LEWIS: Quick thinking

Stereotypes arent just for Texans, toddlers and cheerleaders. Stereotypes are responsible for high insurance premiums for young men who drive cars and young and middle-aged women who want health care. But stereotypes help us process the world more efficiently. Photo Courtesy: jonfeinstein/flickr.com

Stereotypes aren’t just for Texans, toddlers and cheerleaders. Stereotypes are responsible for high insurance premiums for young men who drive cars and young and middle-aged women who want health care. But stereotypes help us process the world more efficiently. Photo Courtesy: jonfeinstein/flickr.com

Bailey Lewis

Texans. Toddlers. Cheerleaders.

Each of those words likely conjures some kind of image in your head. Large belt buckles and Stetsons, spit and sippy cups, short skirts and pom poms. I don’t know. Whatever the image, it is based on a stereotype, which isn’t necessarily a bad thing. Stereotypes, for all the negative hype, can actually be useful.

Stereotypes are our minds’ way of processing information more quickly. According to Iowa State’s International Community Resources Web site, “Generalizations are a necessary part of the way our brain functions. We are bombarded with a tremendous amount of information on a daily basis, and our brain, to function effectively, creates categories to help us organize all the data being received.”

We can’t look at each individual detail about each individual person and thing. It would take too long and we’d spend all our lives looking, so we take certain traits a group of people shares and use them for a quick reference whenever thinking or talking about that group. That gives us shortcuts we use every day, whether we realize it or not.
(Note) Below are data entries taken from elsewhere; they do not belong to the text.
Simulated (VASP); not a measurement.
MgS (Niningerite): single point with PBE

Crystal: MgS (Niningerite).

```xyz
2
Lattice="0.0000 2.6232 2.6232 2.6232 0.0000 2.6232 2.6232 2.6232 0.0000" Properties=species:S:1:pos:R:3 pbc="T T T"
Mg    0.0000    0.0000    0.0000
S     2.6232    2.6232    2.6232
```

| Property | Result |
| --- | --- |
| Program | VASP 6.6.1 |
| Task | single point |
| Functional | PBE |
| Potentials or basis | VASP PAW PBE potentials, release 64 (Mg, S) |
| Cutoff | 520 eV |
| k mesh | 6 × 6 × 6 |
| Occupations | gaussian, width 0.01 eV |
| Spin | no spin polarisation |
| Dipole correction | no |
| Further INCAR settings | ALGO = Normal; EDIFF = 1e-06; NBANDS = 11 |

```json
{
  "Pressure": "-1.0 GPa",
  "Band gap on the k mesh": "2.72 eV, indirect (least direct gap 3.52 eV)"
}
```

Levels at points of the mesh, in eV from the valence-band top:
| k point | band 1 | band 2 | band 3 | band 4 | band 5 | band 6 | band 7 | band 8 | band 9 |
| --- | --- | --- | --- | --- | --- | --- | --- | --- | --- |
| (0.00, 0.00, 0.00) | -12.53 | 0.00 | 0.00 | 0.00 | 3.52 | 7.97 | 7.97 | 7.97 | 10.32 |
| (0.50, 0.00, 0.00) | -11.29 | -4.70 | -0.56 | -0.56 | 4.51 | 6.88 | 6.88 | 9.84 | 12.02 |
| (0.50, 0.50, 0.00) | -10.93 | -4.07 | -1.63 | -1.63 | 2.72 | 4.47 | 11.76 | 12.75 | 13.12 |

Insurance companies use data gathered about groups of people to determine which insurance rate to charge. According to Mark Power, a university professor of finance, there are certain groupings an insurance company cannot use. These include race, which is protected by the Constitution. However, race is not the only place stereotypes exist. Far from it.

Young adult males are charged more for automobile insurance than their female counterparts. What’s the stereotype there? Every young man is reckless and, therefore, gets in more accidents. And according to a New York Times article by Robert Pear, women ages 19 to 55 have higher health insurance premiums than men. Actuaries wiggle their magical brains and come up with numbers to base these premiums on. But that doesn’t mean they’re not stereotypes. All the numbers do is show us that stereotypes really come from somewhere. According to the Iowa Department of Public Health, “average young males aged 15-24 had the highest car occupants death number” from 2000 to 2006. These numbers give the base for the stereotype that helps the insurance company determine its rates. Without that, everyone would have to pay higher rates to cover the money lost when young men get in car accidents.

Another example: As much as we hear how horrible profiling is in airports, it does have its place. I’m not even talking about race or country of origin. Past experience, which is like the numbers in the previous paragraph, shows that certain groups need to be searched less often than others. Babies, for example. There may be — heaven forbid — the occasional diaper bomb, but it’s not the norm. Or the 80-year-old woman with the walker and oxygen tank. She is far less likely to be carrying a weapon than most of the rest of the passengers. But we can only know that through our past experience with older women and the numbers that prove relatively few grandmas have committed violent crimes. The stereotype here is that elderly women aren’t strong and aren’t destructive. That’s not true of every single one. However, it’s a trait they’ve been observed to share. And most of the time, it’s right.

Most of us don’t work at insurance companies or with airport security. So here’s one more, broader, instance of stereotypes’ usefulness: Every time we face a situation involving others, stereotypes help us determine the correct way to behave. Most of us are going to act differently in a group of professors than we would in a group of our peers. That’s because of the basic assumptions — stereotypes! — we have about professors and college students. They’re based on our past experiences and, to some extent, even statistics. According to Jennifer Grossman of the Dole Nutrition Institute, one out of 10 college students consumes 10 or more alcoholic drinks per week. Well, there may be some professors who do that, too, but numbers like that affect the stereotypes our minds make about groups of people and therefore how to deal with them. And it works because stereotypes often hold quite a bit of water.

Of course, some stereotypes are wrong and, ultimately, vicious. You know which ones I’m talking about. But, ultimately, they come from somewhere. If we lived in a perfect world, stereotypes wouldn’t influence how we treat others. But we don’t and they do and they always will. Stereotypes are determined by our culture, but they are part of our human psychology. Life and the decisions we have to make every day would be a lot harder if we didn’t have them.